The Athletic has live coverage of the second round of 2026 Men’s March Madness.

SAN DIEGO — Open your bracket and drift toward the West Regional. Skip the blue bloods, the favorites. Buried in a cluster of heavier ink is Utah State. Circle it like you’ve just uncovered a fault line running beneath the bracket.

The Aggies arrived in the Round of 32 stripped of the sport’s common markers of power: no bloated NIL war chest, no long-tenured head coach with March mileage, no conveyor belt of five-stars on short-term stays.

And yet, here they are — breathing, pushing forward, outlasting programs with fuller pockets.

For most of the past decade, Utah State has operated in the space between what should happen and what keeps happening anyway. Coaches cycle out. Rosters reset. Resources lag behind in-state programs like BYU and the sport’s upper tier. But the results remain stubbornly consistent — four straight NCAA Tournament trips, sustained by a model that defies the sport’s new math.

Sunday will deliver the contrast: a collision with top-seeded Arizona, a program built in the image of that very system.

In a sport increasingly auctioned off to the highest bidder, Utah State’s footing feels almost out of place.

Coach Jerrod Calhoun told The Athletic his roster sits at $2.4 million — a figure that has tripled from the year prior but still trails the Mountain West’s top tier and falls well short of what he believes it takes to “go really deep,” a number closer to $6.5 million.

“We’d be a Final Four team,” Aggies leading scorer MJ Collins Jr. said of what a larger budget could unlock. “We already have the makings to be a Final Four team this year. … More money, you get better players each and every year, more people want to come out here.”

The spending gap is not theoretical. Great Osobor left for Washington. Steven Ashworth was pulled to Creighton for somewhere between $200,000 to $250,000 — a figure that, in NIL’s early days, carried outsized weight — and helped anchor a Sweet 16 run in 2024.

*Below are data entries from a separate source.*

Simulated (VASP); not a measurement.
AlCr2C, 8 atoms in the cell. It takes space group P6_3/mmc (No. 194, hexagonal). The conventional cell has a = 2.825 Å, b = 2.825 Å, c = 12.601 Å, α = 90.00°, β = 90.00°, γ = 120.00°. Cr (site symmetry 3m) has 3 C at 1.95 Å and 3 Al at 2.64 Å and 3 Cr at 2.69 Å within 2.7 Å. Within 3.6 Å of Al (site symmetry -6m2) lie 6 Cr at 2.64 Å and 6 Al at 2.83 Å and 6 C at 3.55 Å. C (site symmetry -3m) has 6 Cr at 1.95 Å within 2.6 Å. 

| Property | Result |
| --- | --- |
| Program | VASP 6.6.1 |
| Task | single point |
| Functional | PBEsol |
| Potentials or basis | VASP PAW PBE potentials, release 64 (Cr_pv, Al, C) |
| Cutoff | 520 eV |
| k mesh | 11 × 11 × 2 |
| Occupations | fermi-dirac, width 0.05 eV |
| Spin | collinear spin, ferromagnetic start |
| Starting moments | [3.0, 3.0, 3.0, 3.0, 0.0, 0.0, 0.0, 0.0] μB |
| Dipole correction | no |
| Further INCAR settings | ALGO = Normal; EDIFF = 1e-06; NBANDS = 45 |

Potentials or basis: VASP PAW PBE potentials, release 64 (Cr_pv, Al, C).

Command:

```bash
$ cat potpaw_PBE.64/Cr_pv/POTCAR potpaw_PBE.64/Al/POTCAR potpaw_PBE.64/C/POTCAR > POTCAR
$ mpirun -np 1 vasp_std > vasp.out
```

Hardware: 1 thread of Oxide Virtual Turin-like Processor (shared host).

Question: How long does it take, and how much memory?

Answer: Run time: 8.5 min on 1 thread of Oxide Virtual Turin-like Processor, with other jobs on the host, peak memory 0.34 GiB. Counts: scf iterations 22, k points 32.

Since arriving in Logan, Calhoun has doubled as coach and fundraiser — chasing dollars as much as drawing up plays.

Devoid of any university funding, Calhoun said he has poured $150,000 of his own money into the program — the second-largest amount among the program’s donors, and a reflection, as Collins put it, of a coach who “puts his money where his mouth is.”

To Utah State radio play-by-play voice Scott Garrard and Aggies all-time leading scorer Jaycee Carroll, Calhoun’s imprint shows up in the margins — the hours spent with boosters, the dinners, the golf outings, the constant relationship-building Garrard said he’s never seen at this level.

And Calhoun’s investment hasn’t stopped at money. In a place some outsiders struggle to read, Calhoun met with local bishops to better understand the community into which he was stepping.

“That has mattered a lot to this community,” Garrard said. “They’re like, ‘Okay, he may not be one of us on a Sunday, but that’s all right, because he’s got the same kind of beliefs and hopes we want for our kids.”

That approach began during the hiring process, when Utah State included players — including Mason Falslev and Karson Templin — in Calhoun’s interview, a first for the coach.

“I left the interview, I called my wife, and I said, ‘I’ve never experienced this. This is where I want to be. I fell in love with the kids, and I didn’t want to leave,’” Calhoun said. “I felt a deep connection to the players in the interview.”

And in Logan, the floor never caves.

Utah State has turned its sideline into a launchpad. Craig Smith left for Utah. Ryan Odom moved on to VCU. Danny Sprinkle departed for Washington. Calhoun, already on some Cincinnati radars, seemingly stands as the latest steward of a job built to be left.

“Even if there’s a new head coach,” said Garrard, “basketball just flourishes in Logan.

Falslev, also known as the “mayor of Logan,” traces Utah State’s coaching carousel — recruited by Smith, once pursued by Tim Duryea, molded under Odom and Sprinkle, and now finishing his time in Logan under Calhoun.

Continuity in Logan doesn’t live in people or playbooks. It survives the turnover of systems, staffs and rosters, Garrard said.

“There is just an expectation that when you take the job at Utah State, you better win 22, 23, 24 games,” he said. “You’d better be in the conversation for the NCAA Tournament every single year.”

That expectation isn’t bequeathed by an administrator’s office or stitched into a contract. It hums through the building, residing in a crowd that is accustomed to winning and tightens the air on anything less.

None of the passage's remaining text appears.